Sunday, December 28, 2014

The Great Sri Lankan Monkey Incident of 2014


As promised, here’s the harrowing monkey tale…

As you’ll recall, we were all set for a nice afternoon relaxing.  AB was going to color, I was going to have what I can only imagine would have been the best beer of the trip so far (probably not true), and Amanda was setting up her spa appointment.

First step was setting up AB (also known as “the bait”) on the balcony.  I then set out my beer and a glass for my part of the afternoon and headed back into the room.  Amanda was on the phone trying to decide on her relaxation package.

All of a sudden, a blood curdling scream comes from the balcony.  It’s AB and she starts running into the room.  My first inclination is obviously that she had found out I had filled in one of the pages to her book and I was in trouble.  No, don’t be silly, my first thought was, “Oh, sh!t, MONKEYS!”.

There’s he is.  A monkey on the table where AB was drawing…and he wants into the room.  Amanda was able to slam the phone down and then slam the door shut before the invasion could occur.  We then sat in abject horror while a team of monkeys began the systematic destruction of our nicely planned afternoon. 
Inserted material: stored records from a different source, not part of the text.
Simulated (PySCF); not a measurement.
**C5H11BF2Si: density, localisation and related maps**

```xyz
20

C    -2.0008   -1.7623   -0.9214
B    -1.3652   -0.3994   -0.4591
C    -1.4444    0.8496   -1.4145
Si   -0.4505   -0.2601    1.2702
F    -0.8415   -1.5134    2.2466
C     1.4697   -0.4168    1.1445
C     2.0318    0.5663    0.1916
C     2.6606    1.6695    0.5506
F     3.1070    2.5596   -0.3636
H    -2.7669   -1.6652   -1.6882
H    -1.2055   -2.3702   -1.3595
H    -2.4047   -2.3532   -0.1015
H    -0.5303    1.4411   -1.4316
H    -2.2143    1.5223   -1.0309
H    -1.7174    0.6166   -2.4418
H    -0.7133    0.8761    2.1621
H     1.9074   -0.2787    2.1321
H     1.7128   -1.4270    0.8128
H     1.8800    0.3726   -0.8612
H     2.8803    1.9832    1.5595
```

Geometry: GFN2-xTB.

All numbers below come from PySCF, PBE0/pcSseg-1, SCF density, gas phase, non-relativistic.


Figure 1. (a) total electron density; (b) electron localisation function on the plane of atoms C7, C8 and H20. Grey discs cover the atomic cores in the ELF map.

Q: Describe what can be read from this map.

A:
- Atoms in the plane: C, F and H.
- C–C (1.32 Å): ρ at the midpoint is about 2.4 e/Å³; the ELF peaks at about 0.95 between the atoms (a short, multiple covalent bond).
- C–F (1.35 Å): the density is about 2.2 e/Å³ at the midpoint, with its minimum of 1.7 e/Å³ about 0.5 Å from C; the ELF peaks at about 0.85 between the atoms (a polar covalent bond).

It started with the monkey squad tearing apart AB’s awesome dry-erase princess coloring book and marker.  They must have a lack of fiber in their diet, because that book didn’t last long.  One would check the book out all over…tear off a piece to enjoy…then take another look.  They passed it around and it was eventually dropped into the abyss below.  I didn’t check, but I imagine it was like the river scene from Indiana Jones where people fall to their doom into the crocodile infested river below. 

Then, onto my beer.  My precious, unopened, local, strong, beer that I had been looking forward to for the entire day.  One of the monkeys (meagerly) attempted to open the can.  Sure, monkeys have opposable thumbs, but those dummies won’t be able to take over the world until they can actually crack open a cold one, turn on the football game, and pass out at halftime with one hand down their pants.  Oh…wait…maybe we’ve actually DEvolved…  We should be worried.

Back to the story.  Given his unsuccessful attempt, the monkey knocked the beer off the table and proceeded … to pee all over it.  Good lord, what kind of world are we in!?  The presumed mastermind of the attack then showed up to inspect the beer.  He gave it the old college try, but was also unsuccessful.  However; he did proceed to have relations with a female from the group right in front of our eyes.  Luckily for us, I think he needed that liquid courage to actually perform in front of strangers…and he gave up shortly thereafter.  THOSE DAMN, DIRTY MONKEYS!

Having gone through everything on the balcony they could, the monkey squad moved down to their next unsuspecting victims and we were finally free from their wrath.  After about 10 minutes, I went out to the balcony in a hazardous materials suit (okay, it was just a couple of towels) and opened up my beer.  Don’t worry, Amanda convinced me to not drink it.  However; I did pour it out and leave it for the monkeys for later.  A goodwill gesture of sorts.

The ol’ leader of the pack did, in fact, come back later.  After giving the beer a good sniff he dipped his hand in and gave it a try.  He must have preferred some local arrack and decided he’d pass on finishing the beer.  What a shame.

The fallout from the incident wasn’t too bad.  Turns out the beer was probably not very good (based on the monkey taste-test).  Amanda still got her spa treatment scheduled.  And Annabelle’s demands were only that we get a replacement book when we get back to the US.  Well, one for her and one for her cousin Chloe Grace.